Radical Visions of Safety | 2021
Research overview:
Radical Visions of Safety systematically and rigorously centers girls and gender expansive youth’s lived experiences in a world that rarely does. It highlights a definition of safety and healthy relationships for girls by girls and some of the best practices to created safer spaces and healthy relationships for girls and gender expansive youth, resulting from 4 focus groups and 41 interviews with 89 girls (ages 11-24), parents/caregivers, stakeholders and program practitioners. The report also generates solutions that value and build on girls’ and gender expansive youth’s strengths, assets, and unique characteristics.
Key findings:
For girls, safety is more than the absence of violence, it’s about creating environments and cultures of comfort and trust, nonjudgement, where boundaries are respected, where girls are accepted, see themselves represented in the staff and teams in the environment, and have a sense of belonging and sovereignty. Some of the key findings from this report include:
Girls’ radical visions of safety are dynamic and evolving. The way girls characterize safety moves away from traditional assumptions and encompasses notions of physical, emotional and spiritual ideas of comfort, non-judgment, acceptance, and belonging.
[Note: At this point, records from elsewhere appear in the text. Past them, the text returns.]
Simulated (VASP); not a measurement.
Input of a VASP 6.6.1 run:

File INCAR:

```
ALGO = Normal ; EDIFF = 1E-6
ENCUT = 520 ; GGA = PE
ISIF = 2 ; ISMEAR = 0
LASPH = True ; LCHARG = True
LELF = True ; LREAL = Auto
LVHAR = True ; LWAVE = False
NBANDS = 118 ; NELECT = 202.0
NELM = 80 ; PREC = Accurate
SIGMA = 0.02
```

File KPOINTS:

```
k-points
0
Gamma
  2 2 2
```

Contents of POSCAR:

Multigenerational practices are impactful in fostering safe spaces and healthy relationships for girls. Supportive connections with adults, parents, and caregivers contribute profoundly to their well-being.
Social media and digital literacy are important pathways for girls. Fostering more understanding and training for both girls and adults can leverage these pathways’ potential for positive impact and mitigate their negative effects.
Girls need more integrated systems of support in order to receive a continuity of care that see them as whole beings wherein the physical body, and emotional and spiritual self are interconnected and cared for as such.
Recommendations:
Create a continuum of services by:
Integrating systems of support for girls and gender expansive youth across sectors;
Adapting and reflecting content and practice for multiple outcomes;
Promoting and funding multigenerational practices;
Increasing parent engagement into programming; and
Increasing digital literacy for girls and adults.
Bolster support for specific identity groups by:
Increasing community engagement for young parents;
Expanding and scaling access to gender expansive knowledge, tools, and resources for parents of LGBTQIA+ youth;
Increasing awareness around dichotomy of inclusion and exclusion for LGBTQIA+ groups; and
Expanding promising practices to overlooked age groups.